The ‘Interdisciplinary Research Discourse’ project held its second seminar at the University of Birmingham on 29th June. At the seminar, the results of various linguistic analyses, including Multi-Dimensional Analysis, Topic Modelling, and Phraseological Profiling, were presented. The aim of these analyses was to investigate the discourse of the interdisciplinary journal Global Environmental Change, along with 10 other journals dealing with environmental and related issues in the physical and social sciences. In addition, the researchers also interviewed and surveyed writers, reviewers and editors of the journal, the results of which were also presented at the seminar. The two-year project was funded by the ESRC and was supported by Elsevier publishers, who provided a corpus of the journal articles and assisted with conducting the survey and citation analysis.
This week we have completed the compilation of the full corpus (data set), which we will use in our study of interdisciplinary discourse. The corpus consists of the afore mentioned GEC journal as well as 5 other interdisciplinary and 5 monodisciplinary journals.
Our partners Elsevier have provided us with the journals and contacted their editors to ensure they are happy to cooperate with us on the project. The journals included are: Agriculture, Ecosystems & Environment (AEE), Biosystems (B), Computers, Environment and Urban Systems (CEUS), Environmental Pollution (EP), Global Environmental Change (GEC), Journal of Rural Studies (JRS), Advances in Water Resources (AWR), Journal of Strategic Information Systems (JSIS), Plant Science (PS), Resource and Energy Economics (REE), and Transportation Research Part D: Transport and Environment (TRTE).

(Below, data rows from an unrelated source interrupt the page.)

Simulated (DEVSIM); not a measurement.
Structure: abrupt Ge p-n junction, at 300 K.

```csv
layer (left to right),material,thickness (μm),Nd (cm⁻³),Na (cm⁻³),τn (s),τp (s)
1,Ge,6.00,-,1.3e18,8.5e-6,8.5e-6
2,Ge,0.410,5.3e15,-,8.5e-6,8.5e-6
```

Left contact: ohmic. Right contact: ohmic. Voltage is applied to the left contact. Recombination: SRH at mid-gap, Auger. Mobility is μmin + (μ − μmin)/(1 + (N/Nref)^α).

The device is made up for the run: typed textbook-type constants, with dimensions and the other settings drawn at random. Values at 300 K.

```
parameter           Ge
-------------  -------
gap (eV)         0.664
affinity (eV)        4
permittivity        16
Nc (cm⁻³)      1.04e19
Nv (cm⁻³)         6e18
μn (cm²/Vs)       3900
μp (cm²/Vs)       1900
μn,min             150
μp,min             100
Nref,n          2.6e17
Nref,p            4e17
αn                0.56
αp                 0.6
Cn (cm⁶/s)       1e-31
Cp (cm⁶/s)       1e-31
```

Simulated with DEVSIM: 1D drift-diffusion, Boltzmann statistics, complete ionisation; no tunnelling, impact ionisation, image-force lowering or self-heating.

We would like to express gratitude to Sarah Huggett and everyone else at Elsevier who has been involved in this process, as well as all the journal editors who accepted to participate in our research.
The details about the corpus are published in the following blog post.
The GEC corpus is finally complete! The corpus consists of 569 original research articles published in the Global Environmental Change from 1990 to 2010. This amounts to 3.7 million words tokens and, although we are very happy with this achievement, this is only 1 out of 11 journals we are comparing in our analysis. These other 10 journals will represent 5 discipline specific and 5 other interdisciplinary journals. At the moment, the team at Elsevier are working hard on identifying these 10 journals from which we’ll compile the full corpus. Thus we expect our final corpus to be between 30-40 million word tokens, which for a corpus linguistic analysis is a massive amount of data.